Fundamental analysis is the study of analyzing a business based on certain key factors. This gives us a start to analyze and form an opinion about the financial standing and financial health of a company. Although this helps us to arrive at the best value of a stock within a reasonable level and gives us a price range, it is to be understood that the market value of the stock may vary slightly or significantly from the value that we have arrived at.
The general rule is to find out a stock which has a higher value and the current market price is lower than that. We then conclude that the stock is selling at a discount. Yet, there are other stocks which sell at a premium. In general, investors want to buy good value stocks for the long term returns and prefer the stocks selling at discount.
The factors we look into for our fundamental analysis are given below.
1. Market capitalisation
This is the size of the company, as determined by the stock market. It is the share price multiplied by the number of shares on issue.
2. Revenues including growth over previous year
These are the company’s revenues from its business activities, generally the sale of products or services. This includes the revenues from discontinued businesses. However, it does not usually include additional income from such sources as investments, bank interest or the sale of assets. If the information is available, the revenues figure has been broken down into the major product areas.

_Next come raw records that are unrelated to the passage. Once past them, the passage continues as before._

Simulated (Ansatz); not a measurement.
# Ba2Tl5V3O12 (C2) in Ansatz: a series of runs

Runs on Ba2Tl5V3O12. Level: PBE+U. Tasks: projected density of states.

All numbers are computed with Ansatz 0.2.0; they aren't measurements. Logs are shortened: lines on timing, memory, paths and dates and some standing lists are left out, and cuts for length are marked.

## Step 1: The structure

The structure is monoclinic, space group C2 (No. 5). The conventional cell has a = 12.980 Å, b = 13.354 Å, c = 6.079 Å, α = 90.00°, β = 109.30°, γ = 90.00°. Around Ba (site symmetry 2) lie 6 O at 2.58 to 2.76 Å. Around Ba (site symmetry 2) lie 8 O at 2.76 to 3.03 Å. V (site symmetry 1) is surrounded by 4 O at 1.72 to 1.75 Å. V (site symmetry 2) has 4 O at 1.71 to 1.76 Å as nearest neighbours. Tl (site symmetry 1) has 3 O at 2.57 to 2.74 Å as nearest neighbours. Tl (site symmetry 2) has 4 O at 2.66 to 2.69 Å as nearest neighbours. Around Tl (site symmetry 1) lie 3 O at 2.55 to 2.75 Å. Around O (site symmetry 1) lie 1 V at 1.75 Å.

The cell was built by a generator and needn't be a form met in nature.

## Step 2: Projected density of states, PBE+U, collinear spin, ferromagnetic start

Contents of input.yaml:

3. Profit after Tax for the financial year
The profit-before-tax figure is simply the EBIT (Earnings Before Interest and Tax) figure minus net interest payments. The profit-after-tax figure is, of course, the company’s profit after the payment of tax, and also after the deduction of minority interests. Minority interests are that part of a company’s profit that is claimed by outside interests, usually the other shareholders in a subsidiary which is not fully owned by the company. Many companies do not have any minority interests, and for those that do, it is generally a tiny figure. The figures also incorporate the profits (or losses) from discontinued businesses.
4. Long Term (Five years or more) share price return
This is the total return you could have received from the stock in the last five years. It includes reinvested dividends, bonus stock, rights issues and capital gain from the stock’s appreciation. It is expressed as a compounded annual rate of return.
5. Price-Earnings ratio (PER)
The PER is one of the most popular measures of whether a share is cheap or expensive. It is calculated by dividing the share price by the EPS (Earnings Per Share) figure. Obviously the share price is continually changing. Many newspapers publish, each morning, the latest PER for every stock based on the previous day’s closing price.
6. Dividend yield including growth over previous year
This is the latest full-year dividend expressed as a percentage of the share price. Like the PER, it changes as the share price moves. It is a useful figure, especially for investors who are buying shares for income, as it enables you to compare this income with alternative investments, such as a bank term deposit or an investment property.
7. Earnings Per share growth
EPS is the after-tax profit divided by the number of shares. As the profit figure is for a 12-month period, the number of shares used is a weighted average of those on issue during the year. This figure is provided by the company in its annual report and its results announcements.
8. Price-to-net-tangible-assets-per-share ratio
The NTA (Net Tangible Assets) per share figure tells the theoretical value of the company, per share, if all assets were sold and then all liabilities paid. It is very much a theoretical figure, as there is no guarantee that corporate assets are really worth the price put on them in the balance sheet. Intangible assets such as goodwill, newspaper mastheads and patent rights are excluded because of the difficulty in putting a sales price on them, and also because they may not, in fact, have much value if separated from the company.
Some companies may have a negative NTA, due to the fact that their intangible assets are so great, and no figure can be listed for them to a reasonable degree of accuracy.
9. EBIT (Earnings Before Interest and Tax) margin including growth over previous year
This is the company’s EBIT expressed as a percentage of its revenues. It is a gauge of a company’s efficiency. A high EBIT margin suggests that a company is achieving success in keeping its costs low.
10. Debt Equity Ratio
This ratio is one of the best-known measures of a company’s debt levels. It is the total borrowings minus the company’s cash holdings, expressed as a percentage of the shareholders’ equity. Some companies have no debt at all and this Ratio is 0.0, which means no debt and the company is worth considering for putting your money in.
11. Current Ratio
The current ratio is simply the company’s current assets divided by its current liabilities. Current assets are cash or assets that can, in theory, be converted quickly into cash. Current liabilities are normally those payable within a year. Therefore, the current ratio measures the ability of a company to repay – in a hurry – its short-term debt, should the need arise. The surplus of current assets over current liabilities is referred to as the company’s working capital.
12. Return on Equity including growth over previous year
ROE is the after-tax profit expressed as a percentage of the shareholders’ equity. In theory, it is the amount that the company’s managers have made for you – the shareholder – on your money. The shareholders’ equity figure used is an average for the year.
While the above factors are used to analyse the company in general, one should take the picture as a whole and should not consider only a factor or two in isolation. To be cautious in your analysis and actions on investments always pays rich dividends over long term.
Though we have considered the important factors, yet there are certain factors outside the scope of this analysis. Certain regulatory changes by governments of the day may change the perceived value of the company drastically or significantly at certain times.